At this point our application looks like that:
Removing Entities
Let's think about what happens if we, say, want to remove the second entry from the phone book:
How do we do that? Well, we can't remove elements from an array in C. The array is fixed size. What we can rather do is we overwrite (and re-use) the second entry's slot.
Overwrite with what? We have two options and they depend on whether the order of the element in the array matters. The two options are:
- If the order does not matter, then just move the last entry to the second position.
- If the order matters, shift the whole phone book array from the right to the left to fill in the gap (the entry we intend to remove).
Let's take a look at the first approach. Suppose we do not care about the order. That's good, because it'll ridiculously simplify the work to be done:
The implementation is:
strcpy(entries[idx_to_remove].name, entries[cnt_entries].name);
strcpy(entries[idx_to_remove].number, entries[cnt_entries].number);
cnt_entries--;
Now consider the situation when the order does matter. That is, we want to see the same order when printing the phone entries as they were added.
In this case we'll need to copy element three to element two's position, element fourth to element third's position.
For small size of arrays, we can use this method, it works just fine. However, imagine this for 100k records! It would certainly have negative impact on the performance since moving that amount of data is a very expensive operation.

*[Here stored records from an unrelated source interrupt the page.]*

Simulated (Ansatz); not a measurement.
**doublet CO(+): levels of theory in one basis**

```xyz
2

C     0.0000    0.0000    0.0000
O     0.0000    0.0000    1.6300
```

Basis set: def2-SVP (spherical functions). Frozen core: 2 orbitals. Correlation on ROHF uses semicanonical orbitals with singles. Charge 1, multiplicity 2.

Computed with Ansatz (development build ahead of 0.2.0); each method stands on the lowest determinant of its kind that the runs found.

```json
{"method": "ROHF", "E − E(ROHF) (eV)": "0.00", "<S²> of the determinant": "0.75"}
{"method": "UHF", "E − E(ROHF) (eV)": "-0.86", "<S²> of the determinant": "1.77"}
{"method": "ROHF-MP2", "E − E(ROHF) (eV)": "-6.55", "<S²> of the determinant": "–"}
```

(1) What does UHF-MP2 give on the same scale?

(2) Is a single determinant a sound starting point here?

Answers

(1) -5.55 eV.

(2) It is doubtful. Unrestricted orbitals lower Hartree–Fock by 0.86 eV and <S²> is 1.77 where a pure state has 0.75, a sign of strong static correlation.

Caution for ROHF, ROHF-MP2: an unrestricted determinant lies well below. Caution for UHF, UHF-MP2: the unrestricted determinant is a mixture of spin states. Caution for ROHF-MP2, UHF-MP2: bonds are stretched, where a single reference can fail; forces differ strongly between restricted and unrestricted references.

The reference implementation for the deletion:
void delete_from_phonebook() {
char name[1024];
int record_index = -1;
int i = 0;
printf("\nEnter the name of the record you want to delete:\n");
fgets(name, 1024, stdin);
name[strlen(name) - 1] = 0;
for (i = 0; i < cnt_entries; i++) {
if (!strcmp(entries[i].name, name)) {
record_index = i;
break;
}
}
if (record_index == -1) {
printf("Couldn't find %s\n", name);
return;
}
for (i = record_index + 1; i < cnt_entries; i++) {
strcpy(entries[i - 1].name, entries[i].name);
strcpy(entries[i - 1].number, entries[i].number);
}
printf("Record %s succesfully deleted!\n\n", name);
cnt_entries--;
}
At this point our phone book application is basically feature complete. We can add, list and remove entries. However, we've seen two problems with the array-based solution:
- The size of the entry array is fixed.
- The deletion can be very slow if the order of the phone entries should be preserved.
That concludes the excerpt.